Used Vehicle Price Index Slips

Used Car Prices FNL

The used vehicle market slowed once again in January, marking the fifth consecutive month of decline, according to new data from the analysts at J.D. Power Valuation Services. This may be a good time to push for a great deal.

As a result, the Seasonally Adjusted Used Vehicle Price Index declined by 2.7 points, relative to December, to 117.2.  Despite the index's sharp decline, it currently sits 2.3% above January 2018's level.

Highlights from the monthly report point out:

  • Wholesale Prices Decline in January
  • Prices down by an average of 2.5%
  • Used Vehicle Price Index Down
  • Index falls for 5th consecutive month to 117.2
  • New Vehicle Sales Slow
  • Sales fall 2.1%, SAAR reaches 16.6 M units
  • Incentive Spending Declines
  • Incentives decrease by 1.9% to $3,846 per unit

"We are expecting the used market to slow in 2019 with used prices forecasted to decline by 1 to 1.5%," said David Paris, Executive Analyst at J.D. Power Valuation Services. "There should be increases in used supply once again this year along with more volatile credit conditions and increasing gasoline prices with are expected to apply pressure on the used market."
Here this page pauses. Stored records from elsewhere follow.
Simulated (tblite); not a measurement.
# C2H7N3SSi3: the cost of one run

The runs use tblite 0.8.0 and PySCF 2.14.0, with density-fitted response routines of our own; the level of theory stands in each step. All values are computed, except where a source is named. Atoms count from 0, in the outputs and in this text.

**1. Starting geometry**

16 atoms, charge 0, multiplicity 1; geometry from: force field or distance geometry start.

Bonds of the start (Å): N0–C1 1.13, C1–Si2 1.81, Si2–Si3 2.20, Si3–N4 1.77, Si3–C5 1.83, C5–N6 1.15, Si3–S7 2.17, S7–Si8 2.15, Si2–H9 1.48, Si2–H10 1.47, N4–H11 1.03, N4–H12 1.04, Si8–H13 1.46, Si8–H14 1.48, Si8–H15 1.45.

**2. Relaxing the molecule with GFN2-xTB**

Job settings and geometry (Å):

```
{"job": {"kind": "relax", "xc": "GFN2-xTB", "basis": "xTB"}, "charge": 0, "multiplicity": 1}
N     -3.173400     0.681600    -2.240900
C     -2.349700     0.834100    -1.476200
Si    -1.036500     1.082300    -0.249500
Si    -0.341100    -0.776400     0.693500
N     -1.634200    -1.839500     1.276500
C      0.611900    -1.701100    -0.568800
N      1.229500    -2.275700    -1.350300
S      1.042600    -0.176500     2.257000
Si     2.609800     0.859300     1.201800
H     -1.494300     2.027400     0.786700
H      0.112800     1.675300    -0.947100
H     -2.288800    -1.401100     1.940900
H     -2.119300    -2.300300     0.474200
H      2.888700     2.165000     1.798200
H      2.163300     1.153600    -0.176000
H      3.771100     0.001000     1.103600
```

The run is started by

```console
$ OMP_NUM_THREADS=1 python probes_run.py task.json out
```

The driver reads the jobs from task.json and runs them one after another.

Want to get the best deal on a used car? Follow these tips:

Line up your financing. Being pre-approved gives you confidence, and takes some “maneuvering room” away from crafty dealers – who often sell you more expensive financing than what you actually quality for.

See your credit union. Credit unions have some of the best deals on used vehicle financing. They are not-for-profit institutions owned by their members. That means you. Don’t sign onto any financing until you get a quote from your CU. (Also, car dealers know that CU members are smart shoppers).

Shop, shop and shop some more. Scour your area dealers -- even if you’re set on a particular make and model. You can even play one dealer off against another.

Be ready to leave. Don’t get “sucked in” to the dealer’s sales process. Car salespeople are expert at making you feel harried, helpless and exhausted. You make a counter-offer, and it’s “I’ll have to talk to my manager” – which somehow always takes 20 minutes. And that’s one of the nicer tactics they use. Pretty soon you just want to get it all over with. Psych yourself out, and be tough. The best way to make them play your game is to be ready to leave.

Watch out for the “extras”. Dealers plump up their profits on a sale in a variety of ways. The top two are lousy financing deals (good for them, bad for you) and “extended warranties” that are often 70% profit. Other “extras” include over-priced accessories or security devices, and service plans. Dealers will even charge big bucks for the air (“nitrogen, Bob, it’ll pay for itself!”) in your tires. If you want any of these extras, negotiate hard for your deal.